Laying out the Ends
Typically I find a detailed SketchUp drawing to be sufficient for my builds. For this project, however, I felt the need to do a full-size drawing to lay the components out on. After drafting an end on a 4×8 sheet of MDF, I started ripping down another MDF sheet to 6″ wide strips. After much thought, the easiest way to build the edge-beveled, circle-inscribed Xs would be to cut the strips, bevel the edges on the table saw, and then cut the compound joints to put them together. I’d alternate the full-length ones to provide strength. After ripping and beveling the MDF strips, I drilled holes in the middle of two of them and, using a nail for a pivot, lay them out on the full-size plan.

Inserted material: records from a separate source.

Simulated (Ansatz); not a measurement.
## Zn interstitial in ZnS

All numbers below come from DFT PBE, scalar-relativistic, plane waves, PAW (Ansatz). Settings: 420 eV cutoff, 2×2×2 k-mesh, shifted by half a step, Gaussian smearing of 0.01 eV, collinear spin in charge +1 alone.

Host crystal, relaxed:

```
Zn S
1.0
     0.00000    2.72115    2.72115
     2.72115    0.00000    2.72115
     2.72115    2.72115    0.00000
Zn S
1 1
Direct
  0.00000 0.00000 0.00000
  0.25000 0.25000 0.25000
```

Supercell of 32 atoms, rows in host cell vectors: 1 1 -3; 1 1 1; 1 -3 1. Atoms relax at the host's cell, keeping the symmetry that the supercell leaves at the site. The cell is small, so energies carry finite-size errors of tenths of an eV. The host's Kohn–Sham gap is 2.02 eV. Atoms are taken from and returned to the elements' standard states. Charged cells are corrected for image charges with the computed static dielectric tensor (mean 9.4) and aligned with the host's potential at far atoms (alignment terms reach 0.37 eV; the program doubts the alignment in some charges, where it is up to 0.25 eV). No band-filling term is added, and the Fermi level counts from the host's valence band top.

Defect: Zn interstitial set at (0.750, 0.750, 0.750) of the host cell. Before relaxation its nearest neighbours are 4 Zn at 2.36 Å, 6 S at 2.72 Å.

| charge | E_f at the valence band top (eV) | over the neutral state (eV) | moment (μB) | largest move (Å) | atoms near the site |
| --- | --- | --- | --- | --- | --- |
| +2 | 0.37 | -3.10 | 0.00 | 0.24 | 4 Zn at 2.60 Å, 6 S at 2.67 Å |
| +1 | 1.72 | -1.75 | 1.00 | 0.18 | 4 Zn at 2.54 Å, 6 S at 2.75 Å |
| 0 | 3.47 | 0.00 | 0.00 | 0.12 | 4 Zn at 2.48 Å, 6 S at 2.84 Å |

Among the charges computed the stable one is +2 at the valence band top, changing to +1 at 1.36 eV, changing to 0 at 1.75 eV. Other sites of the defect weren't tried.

Cutting the compound angles necessary to join the shorter pieces in the center properly required setting both my tenoning jig and the table saw blade at different angles. Rather than try to calculate this, I just drew lines and lined things up by eye, plus a bit of trial and error. I was very lucky — it all came together much faster and easier than I thought it would. The completed joints came out very tight. It’s almost a shame that this core of MDF will be coated with my favorite rubberized compound when finished. Because of the texture, there’s a lot of room for slop here — but these joints would actually work as raw hardwood.
Top and Bottom Arcs
The design calls for the “X”s to be inscribed within a 60” diameter top and bottom arc. These were fairly easy to cut, but I was reminded precisely why I so rarely work with MDF. What a mess!
Inscribing the “X”
My biggest concern here was that I would cut the arc improperly and not be able to get the top and bottom to sit square with the side posts. Fortunately things worked out just perfectly here, even with my jury-rigged arc cutter (having misplaced my large adjustable one).
Next up will be cutting the legs, and fitting the cherry ply wedge panels that fill the top and bottom spaces. As mentioned above, the MDF pieces will be coated with a rubbery compound and then painted. However, the wooden panels and legs will be stained and finished. Therefore I’ll cut the joinery with the festool domino, dry fit both ends, and then disassemble for finishing. One of the ends will also be cut down at the top back corner where the steps will meet the end. So far this has been a messy but interesting build!